My subscription to Life expired, but I still have a subscription to Mad.

Tuesday, July 9, 2013

Surfin': Hats off to ALL CAPS!

  surfin' surfin648
The U.S. Navy has decided to stop using all capital letters ("all caps," for short) in its official communications, according to this story from the Wall Street Journal. U.S. Army personnel hope that the Army will do the same.

I was very active on RTTY during the 1970s and quickly got used to the all caps communications afforded by my Teleptype Model 28 ASR.

What a behemoth! Getting the 28 up one flight of stairs to my bedroom ham shack in my parent's cape was a major achievement. When it was printing full speed ahead, it seemed to shake the whole house.

My first computer was a Radio Shack TRS-80 Model 1.

I vividly remember buying the TRS-80 in 1978.  I was the very first computer customer at the Radio Shack store where I purchased it. The Shack salesman could not fathom why anyone would want to buy a computer, but he was happy to sell me one. And the TRS-80 was all caps out of the box.

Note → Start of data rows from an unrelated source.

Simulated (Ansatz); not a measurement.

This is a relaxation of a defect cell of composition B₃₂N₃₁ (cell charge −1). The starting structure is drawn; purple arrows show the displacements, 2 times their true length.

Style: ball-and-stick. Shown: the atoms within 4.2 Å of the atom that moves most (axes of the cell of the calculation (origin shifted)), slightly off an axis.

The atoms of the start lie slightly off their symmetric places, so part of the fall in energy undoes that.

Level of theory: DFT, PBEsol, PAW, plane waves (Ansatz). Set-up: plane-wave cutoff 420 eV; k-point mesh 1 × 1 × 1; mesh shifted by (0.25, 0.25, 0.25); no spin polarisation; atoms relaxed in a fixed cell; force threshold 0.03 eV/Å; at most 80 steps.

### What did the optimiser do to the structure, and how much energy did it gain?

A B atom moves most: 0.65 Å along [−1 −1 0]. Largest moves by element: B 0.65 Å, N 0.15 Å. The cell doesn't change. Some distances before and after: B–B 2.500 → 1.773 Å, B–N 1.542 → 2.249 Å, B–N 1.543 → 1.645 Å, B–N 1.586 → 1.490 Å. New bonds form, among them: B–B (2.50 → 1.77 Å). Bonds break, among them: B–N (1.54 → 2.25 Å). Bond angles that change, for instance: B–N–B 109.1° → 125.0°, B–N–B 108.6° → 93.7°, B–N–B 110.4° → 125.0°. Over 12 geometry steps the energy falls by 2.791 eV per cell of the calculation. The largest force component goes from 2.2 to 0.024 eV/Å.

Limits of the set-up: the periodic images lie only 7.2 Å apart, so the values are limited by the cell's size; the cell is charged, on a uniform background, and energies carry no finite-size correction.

"In order to display lower case, one had to add an eighth memory chip. This modification became a popular third-party add-on, along with a character chip with descenders for the lowercase letters. Later models came with the hardware for lowercase character set to be displayed with descenders." (Source: Wikipedia)."

Radio Shack offered to install an upgrade kit for a nominal price and that is the route I took to unstuck all caps.

Coming full circle, I traded in my all caps Model 28 ASR for a Model 33 ASR because the 33 did ASCII and was a perfect printer for my upper and lower case enabled TRS-80.

Thank you Norman Wald, W9VQ, for passing along the Navy story.